False alarm: Czech earthquake initially reported as magnitude 5.5 turns out to be minor tremor of 1.5–1.8
A magnitude 5.5 earthquake reported in western Czech Republic on Thursday evening was later corrected to a minor tremor of 1.5–1.8, likely caused by quarry blasting, after an automatic detection system error at Germany's GFZ.
Initial report of a strong quake
On Thursday around 18:00 local time, the German Research Centre for Geosciences (GFZ) reported an earthquake of magnitude 5.5 in western Czech Republic, with the epicentre between Plzeň and Příbram. The news, carried by Reuters, said the quake was also felt in Slovakia, Austria and southern Germany. The hypocentre was initially placed at a depth of 10 kilometres.

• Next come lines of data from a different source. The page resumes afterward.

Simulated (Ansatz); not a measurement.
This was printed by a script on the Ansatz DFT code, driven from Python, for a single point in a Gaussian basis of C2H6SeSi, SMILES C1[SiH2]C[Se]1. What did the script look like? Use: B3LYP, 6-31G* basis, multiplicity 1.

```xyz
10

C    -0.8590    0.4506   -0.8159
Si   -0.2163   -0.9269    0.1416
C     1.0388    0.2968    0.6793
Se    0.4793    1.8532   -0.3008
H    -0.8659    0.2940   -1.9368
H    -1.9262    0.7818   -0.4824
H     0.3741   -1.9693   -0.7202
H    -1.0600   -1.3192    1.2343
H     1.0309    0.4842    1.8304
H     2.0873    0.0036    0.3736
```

Correction and explanation
Within hours, GFZ withdrew the alert. Spokesperson Josef Zens told the Czech News Agency that the magnitude could not be confirmed. "At this moment we cannot confirm an earthquake of that magnitude. It was an automatically assessed signal. Perhaps there was an error in one of the measurement stations or something else," he said. A later GFZ statement read: "Due to an error in our automatic earthquake detection system, we published incorrect information." The manual analysis revised the magnitude to 1.5, while the GFZ ultimately settled on 1.8. The depth was also corrected to about 1 kilometre.
At this moment we cannot confirm an earthquake of that magnitude. It was an automatically assessed signal. Perhaps there was an error in one of the measurement stations or something else.
What a real 5.5 would have meant
Aleš Špičák, director of the Czech Institute of Geophysics, put the false alarm into perspective. The strongest earthquake ever recorded in the country was a magnitude 4.6 event in December 1985 near Nový Kostel in the Cheb region. A genuine 5.5 tremor would have been 30 times stronger. "Such an earthquake is absolutely unprecedented in Europe, our territory has not experienced anything like it since the beginning of the Quaternary," Špičák explained. It would have been felt in Prague and across the entire country.
If the Thursday tremor had really been magnitude 5.5, it would have been 30 times stronger than the strongest earthquake ever recorded in the Czech Republic. Such an earthquake is absolutely unprecedented in Europe, our territory has not experienced anything like it since the beginning of the Quaternary.
No damage, likely quarry work
No damage or casualties were reported. GFZ later said the weak tremor was "most likely caused by routine quarry work" near Plzeň. The agency apologised for raising the alarm. The European-Mediterranean Seismological Centre also confirmed the lower magnitude.